It's one of those things you thought would be convenient soon 30 years ago but it never did. If I missed it please point it to me.
Replies
https://renderhjs.net/shoebox/textureRipper.htm
You can download it here for free: https://renderhjs.net/shoebox/
Shoebox was built on Adobe Air, which was then sold off to Samsung, so the runtimes are now here: https://airsdk.harman.com/runtime
- Just post an actual test case of a element you are currently in the process of straightening out. That way you'll get actual practical solutions matching your need, rather than just suggestions.
It only takes minutes and is doable in any 3d software without the need for any specialized toolkit (which would be likely limited to perspective correction alone and wouldn't let you straighten out a bent object). And since you get a regular, real mesh as a result, further edits are possible even before the final 2d touchups - like duplicating bolts, copy-pasting bits here and there, and so on.
Yeah that's precisely why I think this barebones approach is interesting IMHO, as while the first pass involves straightening things on Z after placing the meshing, a later second pass is is always possible. Points can be added as needed and they can be fine-tuned either in UV space or in 3D space (or both).

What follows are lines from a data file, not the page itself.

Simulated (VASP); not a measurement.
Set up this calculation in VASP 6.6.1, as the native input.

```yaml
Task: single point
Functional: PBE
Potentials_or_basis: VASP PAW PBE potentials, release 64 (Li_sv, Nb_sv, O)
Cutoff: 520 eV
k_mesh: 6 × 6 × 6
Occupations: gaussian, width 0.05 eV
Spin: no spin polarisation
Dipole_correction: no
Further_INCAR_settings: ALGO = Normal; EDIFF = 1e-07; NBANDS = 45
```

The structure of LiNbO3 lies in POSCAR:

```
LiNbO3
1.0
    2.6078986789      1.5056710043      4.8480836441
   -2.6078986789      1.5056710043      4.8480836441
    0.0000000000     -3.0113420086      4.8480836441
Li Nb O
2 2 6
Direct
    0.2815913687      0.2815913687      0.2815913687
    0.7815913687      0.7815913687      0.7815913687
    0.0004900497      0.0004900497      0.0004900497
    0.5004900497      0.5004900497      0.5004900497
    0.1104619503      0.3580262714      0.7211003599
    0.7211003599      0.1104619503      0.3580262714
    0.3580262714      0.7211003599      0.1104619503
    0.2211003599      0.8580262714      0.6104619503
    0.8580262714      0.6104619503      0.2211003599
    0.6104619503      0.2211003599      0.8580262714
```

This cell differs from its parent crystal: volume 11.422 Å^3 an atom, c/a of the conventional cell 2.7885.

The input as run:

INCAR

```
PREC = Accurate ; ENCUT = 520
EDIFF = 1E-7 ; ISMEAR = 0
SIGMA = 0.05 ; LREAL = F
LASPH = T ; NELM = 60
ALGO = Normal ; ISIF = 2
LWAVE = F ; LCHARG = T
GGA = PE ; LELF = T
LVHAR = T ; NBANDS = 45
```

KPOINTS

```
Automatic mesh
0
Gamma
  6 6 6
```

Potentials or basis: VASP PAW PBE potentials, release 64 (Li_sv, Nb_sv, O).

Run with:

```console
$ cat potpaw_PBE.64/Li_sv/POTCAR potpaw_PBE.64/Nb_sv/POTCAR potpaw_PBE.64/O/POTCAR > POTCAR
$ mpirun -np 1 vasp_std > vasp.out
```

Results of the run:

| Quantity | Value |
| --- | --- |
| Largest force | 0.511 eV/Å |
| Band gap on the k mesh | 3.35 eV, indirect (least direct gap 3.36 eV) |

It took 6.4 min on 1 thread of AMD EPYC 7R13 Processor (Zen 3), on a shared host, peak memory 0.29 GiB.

This is a mesh transformed into curves
Corners are preserved in the conversion to curves by being marked with a Boolean x Point attribute so they get temporarily split. You may need to tweak the Corner Angle option in the 2D Triangular Remesher group. This group was created by Higgsas, you can get it there in his tris to quads file.
I'm using Catmull Rom because they're very convenient and will keep the corners without extra work. You'll have to check out the attributes of other types of splines to recreate them in a way they match the results you'd get with a true Curve object if you want to use other types, then figure out the best approach to keep corners. Attributes example for a default NURBS:
It's possible to create a quads mesh instead, Higgas has a handy patch node group for this, but you'll have to either hunt it down in the thread or just buy his nodes, which are great.
You can unwrap it in many ways, my favorite is to position it over a 0-1 plane with the image (could be the same you're tracing over) and capture the vertices positions relative to it as the UV. Then you pick how you'll straighten the mesh, by hand, geonodes, whatever.